In response to the DfT’s proposed changes to S19 and S22 permit regulation [routeone/News/11 April], the financial costs to the government will be astronomical let alone what impact it will have to the less mobile members of a community.
I agree with some of the Bus and Coach Association’s points that there are many community transport organisations (CTOs) that abuse the S19 and S22 permit system.
In my eyes, a CTO is simply a single non-tied organisation from that community and it should be them and them alone that should be permitted to use the S19 and S22 permits.
Then there is the loophole that if the CTO is operating under the umbrella of something other than transport it would be able to get around the legislation.
Instead of fighting among ourselves as to who can and cannot operate under the permits, the government should be challenging the EU to determine their correct definition as I believe even they are uncertain.
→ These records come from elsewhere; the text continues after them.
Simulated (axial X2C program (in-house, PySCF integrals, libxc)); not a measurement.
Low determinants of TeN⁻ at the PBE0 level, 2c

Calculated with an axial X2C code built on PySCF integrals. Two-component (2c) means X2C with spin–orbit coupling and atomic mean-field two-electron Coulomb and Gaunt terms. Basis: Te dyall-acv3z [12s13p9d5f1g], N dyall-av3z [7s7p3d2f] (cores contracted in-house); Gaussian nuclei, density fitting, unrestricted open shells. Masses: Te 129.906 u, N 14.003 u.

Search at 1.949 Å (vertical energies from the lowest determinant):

There is no point crippling more than 80% of CTOs for a legislation that will most definitely have to change once the UK leaves the EU. Once the CTOs have gone, who is going to meet the needs of the end users and who is going to pay (more) for it?
It doesn't take rocket science for the legislation to be changed to allow CTOs to operate under S19 and S22 permits contrary to the EU ruling as we do for speed limits, HGV road usage at weekends, and all other road regulations that don't currently match those of the rest of Europe.